Isn't this a case for proper database servers with replication?
Or if it's an infrequent process done for dev purposes just shut down the application doing writes on the other side?
Just ssh the machine, dump the SQL and load it back into SQLite locally.
ssh username@server "sqlite3 my_remote_database.db .dump | gzip -c" | gunzip -c | sqlite3 my_local_database.db
Anyway I don't think the database file size was really an issue, it was a relatively big schema but not many indices and performance wasn't a big consideration - hence why the backend would concatenate query results into an XML file, then pass it through an xml->json converter, causing 1-2 second response times on most requests. I worked on a rewrite using Go where requests were more like 10-15 milliseconds.
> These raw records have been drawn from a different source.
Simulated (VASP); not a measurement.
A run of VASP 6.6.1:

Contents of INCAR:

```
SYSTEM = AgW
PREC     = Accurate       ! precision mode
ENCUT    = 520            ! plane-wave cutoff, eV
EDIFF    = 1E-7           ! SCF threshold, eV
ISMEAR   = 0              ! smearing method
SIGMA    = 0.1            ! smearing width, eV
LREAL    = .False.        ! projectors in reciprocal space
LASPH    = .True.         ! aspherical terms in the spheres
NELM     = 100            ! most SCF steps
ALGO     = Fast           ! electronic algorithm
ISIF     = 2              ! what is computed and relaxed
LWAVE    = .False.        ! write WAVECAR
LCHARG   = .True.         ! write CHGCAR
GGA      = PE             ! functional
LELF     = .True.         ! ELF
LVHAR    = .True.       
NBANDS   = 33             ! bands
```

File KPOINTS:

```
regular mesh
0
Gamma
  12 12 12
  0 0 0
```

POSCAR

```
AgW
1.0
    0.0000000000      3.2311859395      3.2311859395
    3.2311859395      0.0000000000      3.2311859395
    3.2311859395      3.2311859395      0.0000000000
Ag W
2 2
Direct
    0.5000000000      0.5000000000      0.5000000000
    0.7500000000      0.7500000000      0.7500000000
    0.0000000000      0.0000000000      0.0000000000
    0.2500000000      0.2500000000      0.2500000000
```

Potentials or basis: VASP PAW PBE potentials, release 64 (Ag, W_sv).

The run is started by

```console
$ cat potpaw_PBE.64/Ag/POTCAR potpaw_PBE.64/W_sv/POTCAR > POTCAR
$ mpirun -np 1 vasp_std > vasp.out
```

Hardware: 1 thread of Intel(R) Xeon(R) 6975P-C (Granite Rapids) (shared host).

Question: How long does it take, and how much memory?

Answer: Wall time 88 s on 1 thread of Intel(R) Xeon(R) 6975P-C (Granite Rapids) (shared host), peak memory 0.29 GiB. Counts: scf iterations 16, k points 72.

But, I still used sqlite because that was actually a pretty good solution for the problem at hand; relatively low concurrency (up to 10 active simultaneous users), no server-side dependencies or installation needed, etc.
if retaining the snapshot file is of value, great.
I'd be a tiny bit surprised if rsync could recognize diffs in the dump, but it's certainly possible, assuming the dumper is "stable" (probably is because its walking the tables as trees). the amount of change detected by rsync might actually be a useful thing to monitor.
Why not just compress the whole database using `gzip` or `lz4` before rsyncing it instead? `zstd` works too but seems like it had a bug regarding compressing file with modified content.
better yet, split your sqlite file to smaller piece. it is not like it needs to contain all the app data in a single sqlite file.
So I see basic stuff needs to be repeated as people still miss those kinds of things.
But I learned that you can easily dump SQLite to a text file - neat!
My first try would've been to copy the db file first, gzip it and then transfer it but I can't tell whether compression will be that useful in binary format.
When is a guy supposed to get a coffee and stretch his legs anymore?